You run into the edges of pure HTML forms on day 1 of the project if you have to listen to any feedback or requests from the users.




So because a few forms need validations you turn your whole application into a JS hellhole?

That's the crux of the issue. It's not that JS isn't needed and small pieces of interactivity aren't nice. But we chose to turn everything into JS despite only really needing it for very small pieces of the app.

Back a few years I'd have small JS bundles included in specific pages that needed interactivity. Later people frowned upon that practice because it meant a ton of requests for the client, so we bundled everything.

Now, new JS frameworks send small JS bundles as you open each page, lol.

Why not have micro React (or whatever framework makes sense) pieces in pages that need it for the interaction?

Plus, server-side form validation is extremely easy to do and also removes duplication. Its been a solved problem for over a decade. I'd even argue back-then it was harder since browsers were much worse and basic elements were lacking. Today you add a `required` attribute in an input and it simply works.

I stand by it. Aside from a few exceptions, most apps have no business being SPAs. They go on to emulate a subpar version of a MPA, and people have to resort to absurdities like these server components to achieve the same experience we've had for 20+ years with server-side rendering.


You can absolutely render react components into non-root nodes to inject interactivity into static sites. It's a good approach if you're serving a bunch of static content and you want a calculator or interactive visualization, for example.

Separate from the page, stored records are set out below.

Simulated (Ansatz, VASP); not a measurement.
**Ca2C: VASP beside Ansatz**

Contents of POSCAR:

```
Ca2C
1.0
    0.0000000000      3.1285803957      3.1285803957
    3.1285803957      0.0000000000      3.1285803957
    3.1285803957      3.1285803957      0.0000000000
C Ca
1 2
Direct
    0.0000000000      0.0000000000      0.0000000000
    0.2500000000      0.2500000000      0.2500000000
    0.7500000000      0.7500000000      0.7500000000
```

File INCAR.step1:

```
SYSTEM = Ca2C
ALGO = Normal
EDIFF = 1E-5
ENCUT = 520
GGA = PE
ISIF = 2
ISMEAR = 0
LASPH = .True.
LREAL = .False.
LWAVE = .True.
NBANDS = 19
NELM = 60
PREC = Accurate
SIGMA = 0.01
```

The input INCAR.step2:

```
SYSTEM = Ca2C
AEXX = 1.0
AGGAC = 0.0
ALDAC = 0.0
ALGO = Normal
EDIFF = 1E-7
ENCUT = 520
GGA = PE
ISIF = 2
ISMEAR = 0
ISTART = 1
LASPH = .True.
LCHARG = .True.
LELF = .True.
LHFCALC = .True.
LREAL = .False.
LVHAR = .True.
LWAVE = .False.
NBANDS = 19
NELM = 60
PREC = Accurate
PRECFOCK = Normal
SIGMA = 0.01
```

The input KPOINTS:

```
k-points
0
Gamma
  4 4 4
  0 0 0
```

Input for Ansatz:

The point at which you should consider a SPA is when you are sharing data between most of the "pages" in your app, and there are multiple data sources surfaced in any given "page." In this case, you're going to have to jump through indexdb/localstorage hoops just to avoid losing that data on every page transition, dehydrating/rehydrating multiple types of records then passing them around via a context or somesuch. In that case you're on the hook for complexity either way, but the SPA version performs better at the cost of some SEO.